Partitioning and Shuffle#

Partitioning is key to Spark performance. Understanding how data is distributed and optimizing it is crucial for large-scale data processing.

What is a Partition?#

A Partition is a logical division unit of RDD/DataFrame data. Each partition is processed on one node in the cluster.

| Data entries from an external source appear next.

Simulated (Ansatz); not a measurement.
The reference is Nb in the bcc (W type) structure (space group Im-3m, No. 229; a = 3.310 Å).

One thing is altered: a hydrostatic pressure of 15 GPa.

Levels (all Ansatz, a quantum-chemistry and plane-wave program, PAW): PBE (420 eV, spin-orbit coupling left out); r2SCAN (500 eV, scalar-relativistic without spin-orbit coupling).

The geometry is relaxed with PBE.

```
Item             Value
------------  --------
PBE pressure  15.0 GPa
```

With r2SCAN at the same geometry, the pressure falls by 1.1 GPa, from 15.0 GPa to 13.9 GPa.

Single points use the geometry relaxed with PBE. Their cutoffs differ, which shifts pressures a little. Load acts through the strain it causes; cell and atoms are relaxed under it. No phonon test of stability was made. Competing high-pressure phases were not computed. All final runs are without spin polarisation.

DataFrame (100 million rows)
├── Partition 0 (10 million rows) → Executor 1, Task 0
├── Partition 1 (10 million rows) → Executor 2, Task 1
├── Partition 2 (10 million rows) → Executor 1, Task 2
├── ...
└── Partition 9 (10 million rows) → Executor 4, Task 9

Why Partitions Matter#

Partition CountImpact
Too fewLow parallelism, possible memory issues, underutilized nodes
Too manyScheduling overhead, small task inefficiency, increased shuffle cost
OptimalBalanced load distribution, efficient resource usage

Checking and Adjusting Partition Count#

Checking Current Partition Count#

Dataset<Row> df = spark.read().parquet("data.parquet");
int partitions = df.rdd().getNumPartitions();
System.out.println("Partition count: " + partitions);

// Count data per partition
df.mapPartitions(
    iter -> {
        int count = 0;
        while (iter.hasNext()) { iter.next(); count++; }
        return Collections.singletonList(count).iterator();
    },
    Encoders.INT()
).collectAsList().forEach(System.out::println);

Guidelines for Determining Partition Count#

Recommended partition size: 100MB ~ 200MB
Minimum partition count: Total cluster cores × 2-4
Maximum partition count: Data size (GB) × 2-4

Example:

  • 100GB data, 50-core cluster
  • Minimum: 50 × 2 = 100 partitions
  • Maximum: 100 × 4 = 400 partitions
  • Recommended: ~200 partitions (100GB ÷ 200MB × 4)

Adjusting Partitions#

// repartition - Change partition count (causes shuffle)
Dataset<Row> repartitioned = df.repartition(200);

// coalesce - Reduce partition count (no shuffle)
Dataset<Row> coalesced = df.coalesce(100);

// Key-based repartitioning
Dataset<Row> keyPartitioned = df.repartition(col("department"));
Dataset<Row> keyWithCount = df.repartition(100, col("department"));

repartition vs coalesce#

Featurerepartitioncoalesce
ShuffleYesNo
Partition countIncrease/decreaseDecrease only
Data distributionEvenly distributedMay be uneven
Use caseIncrease partitions, need even distributionDecrease partitions
// Reduce partitions before writing (control file count)
df.coalesce(10)
  .write()
  .parquet("output");
// → Creates 10 parquet files

// Repartition to resolve skew
df.repartition(200, col("key"))
  .groupBy("key")
  .agg(sum("value"));

Shuffle#

Shuffle is the process of redistributing data across partitions. It occurs during Wide Transformations.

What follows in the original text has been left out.